3 thoughts on ““armies of compassion” ??!!!

  1. Have to agree with you there. Bush and his ilk have become experts at this kind of “doublespeak” to both obscure what’s really happening as well as pander to the religious right that is a big part of their base. Grrr…I wish I had kept a running tally of each candidates “pander” statements last night it would have been like a baseball game. 🙂

  2. 1 + 2 = 3 [= culture_of_what_KIND_of_life?]

    It basically boils down to this:

    1) due to mammalian paternal instincts, it requires much less thought for people to be revolted at the thought of killing cute widdle babies than, for instance, adult human beings who might very well have lives and families and important ideas.

    2) it’s much easier for people to take certain political or ethical stances in the abstract than it is to actually apply them.

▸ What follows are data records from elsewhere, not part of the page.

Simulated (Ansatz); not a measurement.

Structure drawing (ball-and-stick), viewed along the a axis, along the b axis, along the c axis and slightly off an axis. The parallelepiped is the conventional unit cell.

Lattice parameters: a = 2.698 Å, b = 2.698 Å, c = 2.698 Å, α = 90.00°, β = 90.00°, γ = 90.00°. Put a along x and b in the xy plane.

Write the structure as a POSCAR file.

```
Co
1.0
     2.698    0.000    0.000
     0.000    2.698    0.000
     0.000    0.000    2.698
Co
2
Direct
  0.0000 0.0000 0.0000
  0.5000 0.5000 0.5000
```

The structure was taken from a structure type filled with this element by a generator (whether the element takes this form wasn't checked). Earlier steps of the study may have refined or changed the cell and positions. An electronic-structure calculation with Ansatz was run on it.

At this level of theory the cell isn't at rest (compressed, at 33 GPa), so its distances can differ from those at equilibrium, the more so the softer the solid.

    3) I’ll compare the meat industry to the war machine here – just as people who are revolted at the thought of slaughterhouses are not exclusively vegetarian, people who are utterly revolted at the thought of personally committing murder or being an accessory to such are not necessarily against reckless or vindictive war.

    I think you see my point, yes? It’s easy for people to pretend to take certain positions when so many people are [and have no desire not to be] almost religiously disassociated from the implications of those positions, and their grim reality.

    Our culture seems to consider convenience and comfort inalienable rights.

    I don’t see how people who willfully live like barely-sentient plastic-covered sheep-shaped sofa cushions can possibly be expected to make responsible decisions about what is and is not ethical or even sensible. I don’t see how their psychologically-underdeveloped opinions on such matters can even be taken seriously.

    The fact that such people are allowed to vote really fucking bothers me. Because, inevitably, they are going to vote the rest of us back into feudal serfdom right along with them. As long as the feudal serfdom in question includes affordable gas prices and big-screen televisions, and conveniently packaged everything available at a shopping center near you!

    Oh, and the sacred miracle of childbirth. We’re gonna need a lot more food-service workers, after all. And gas station attendants. And people to build bigger cars and televisions.